The Text

“Hear, ye children, the instruction of a father, and attend to know understanding… For I was my father’s son, tender and only beloved in the sight of my mother. He taught me also, and said unto me, Let thine heart retain my words: keep my commandments, and live. Get wisdom, get understanding: forget it not… Wisdom is the principal thing; therefore get wisdom: and with all thy getting get understanding.” — Proverbs 4:1–7

The Generational Pattern

The Word of God tells us that the Lord Jesus Christ is made unto us wisdom (1 Cor. 1:30); that in Christ are hid all the treasures of wisdom and knowledge (Col. 2:3). Proverbs is a challenging and important collection of discourses and wisdom sayings. To understand it properly we need to understand the family context in which the Holy Spirit inspired it. Throughout its 31 chapters a father, on behalf of himself and his wife, addresses his son or sons.

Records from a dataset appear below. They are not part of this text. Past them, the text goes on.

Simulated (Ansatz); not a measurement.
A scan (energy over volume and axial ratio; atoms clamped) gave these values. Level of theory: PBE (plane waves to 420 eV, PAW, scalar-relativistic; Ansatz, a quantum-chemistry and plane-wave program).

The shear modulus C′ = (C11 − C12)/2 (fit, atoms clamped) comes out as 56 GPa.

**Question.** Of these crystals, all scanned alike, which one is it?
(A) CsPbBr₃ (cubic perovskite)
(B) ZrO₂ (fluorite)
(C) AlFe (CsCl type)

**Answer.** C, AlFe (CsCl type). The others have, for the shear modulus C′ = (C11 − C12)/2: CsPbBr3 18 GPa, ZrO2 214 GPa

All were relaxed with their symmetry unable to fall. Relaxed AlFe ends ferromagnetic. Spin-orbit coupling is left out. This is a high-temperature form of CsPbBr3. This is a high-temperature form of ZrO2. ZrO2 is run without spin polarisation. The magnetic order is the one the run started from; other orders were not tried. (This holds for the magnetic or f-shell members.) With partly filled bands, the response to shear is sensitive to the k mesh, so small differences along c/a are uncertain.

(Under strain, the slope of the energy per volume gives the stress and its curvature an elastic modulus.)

Verse 3 reveals that this is a generational responsibility: “For I was my father’s son.” If we understand these as historical persons, this would be Solomon saying that his father David taught him — and now Solomon is teaching his own sons. What we have is three generations: a grandfather who has spoken to his son, who is now a father speaking to his son. My father taught me this, and now I am teaching you. This is the biblical model. This is what fathers should seek to emulate: taking the wisdom of God, instilling it, praying and pleading with the Spirit of God to open their children’s hearts, teaching them to walk in wisdom, and in doing so instructing them that they will be doing this someday to their sons, and their sons to their sons. This is one of the ways the faith is passed from generation to generation.

The father’s responsibility is to teach his children to navigate life in this dangerous and sinful world according to God’s unchanging truth. Wisdom, one commentator says, is the art of living skillfully according to the Word of God.

Pursuing Woman Wisdom

Proverbs shows us a father teaching his son to pursue the right woman — and here that woman is Woman Wisdom. Look how the father writes: “Forsake her not, and she shall preserve thee. Love her, and she shall keep thee… Exalt her, and she shall promote thee. She shall bring thee to honour, when thou dost embrace her. She shall give to thine head an ornament of grace; a crown of glory shall she deliver to thee.”

Son, here is a woman you want to know and pursue. As you would pursue your heart’s desire in a woman someday, pursue the wisdom of God wholeheartedly. If you exalt this woman, the amazing thing is she will exalt you. The more you love her and digest and internalise her, the more she brings you to honour. Young men: embrace the wisdom of God with all your heart.

The Necessity and Benefits of Family Worship

Family worship is unfortunately very much like church discipline — most people have never heard of it; those who practice it often get it wrong. But the benefits are immense when blessed of the Spirit of God.

For husbands and fathers: Family worship is one of the chief means by which the doctrine of Christ passes from one generation to the next. It helps the father learn to articulate God’s truth — men are not naturally good communicators, but sitting daily and articulating what you are reading sharpens and develops your thinking. It builds consistency and order in the home — soon the children are coming to you asking, Dad, are we going to have family worship? It bears the fruit of accountability: a father who leads family worship must learn to live openly and honestly before his children, for they will spot hypocrisy in a moment. And it trains children for public worship — children who learn to sit quietly and hear the Word of God at home can come and sit quietly in church.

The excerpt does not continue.